Rebuilding The Mt. Tammany Trail
By David H. Day © 2001 - All Rights Reserved
The Plan
In spring of 2000, the NY/NJ Trail Conference began work on a project in conjunction with Worthington State Park to rehabilitate the Mt. Tammany (Red Dot) trail. With its trailhead in the same Dunfield Creek parking lot as the AT, it was very easily accessible to even the most casual visitor. And over the years it has had many visitors. This trail has been a favorite of families, hikers and climbers; and over the years was literally being ‘loved to death’.

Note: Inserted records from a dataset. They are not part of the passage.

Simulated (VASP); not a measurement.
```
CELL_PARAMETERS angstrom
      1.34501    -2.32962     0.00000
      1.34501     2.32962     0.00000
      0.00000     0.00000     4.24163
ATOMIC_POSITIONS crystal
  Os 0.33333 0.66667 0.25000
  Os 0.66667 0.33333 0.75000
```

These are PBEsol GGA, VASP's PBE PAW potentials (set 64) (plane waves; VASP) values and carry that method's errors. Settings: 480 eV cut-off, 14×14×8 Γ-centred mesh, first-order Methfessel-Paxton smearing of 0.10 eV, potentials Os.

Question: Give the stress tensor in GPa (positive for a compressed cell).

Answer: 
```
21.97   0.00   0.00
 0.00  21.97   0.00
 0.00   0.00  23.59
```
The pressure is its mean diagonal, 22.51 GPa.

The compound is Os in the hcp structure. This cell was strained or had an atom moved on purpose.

Over 20 years ago I first hiked this trail, and currently it is essentially the same route as it had always been. It is a very heavily used trail during the spring, summer and fall. Only about 2.5 miles long, it goes pretty much right up the ridge edge on the north side of the Delaware Water Gap. For part of the way up, it has wonderful views down into the Gap, of the river, Mt. Minsi, and the flats to the east of the ridge. While steep in places, the areas with the best views are quite attainable by most hikers.
When the Trail Conference’s NJ field representative approached Monica and I to head up this project, it was just a day or two after the New Year. We met with Larry Wheelock to discuss the scope and feasibility of what was proposed. Looking at photos and maps, we reviewed what the Worthington managers and Trail Conference had requested, and pondered and planned. It was going to take a great deal of time and concentrated effort to refurbish the trail and to reverse the damages of time and use. Agreeing to undertake the project, we scheduled a walking tour of the site to detail what would need to be done.
The first thing you saw of the trail was ‘the gully’. From the parking lot, there was a very steep hill, which rises about 70-80 feet to a wooded plateau. Over the years, people had ignored the trail’s correct route and simply climbed and slid down the embankment. Once that became a visible route, other people began to scramble up the same way. In the sandy soil of that hillside, this ad-hoc trail had become a nasty, rutted, open wound on the hill face; while at the same time, the real trail became abandoned and overgrown.
Above the gully, the trail rejoined and continued along its original route; crossing the plateau and edging up and onto the spine of the ridge. This entire section of the trail was in the same sandy clay soil, and wherever it sloped up or down hill it was eroding and washed out. In one area, the flooding from hurricane Floyd had created ditches over 2 feet deep where the trail had been! Further up, the problem was the opposite one. There, the bedrock of the ridge had been exposed up to 15 feet across as the trail grew wider and wider as hikers walked to the sides to avoid the ever-growing gullies.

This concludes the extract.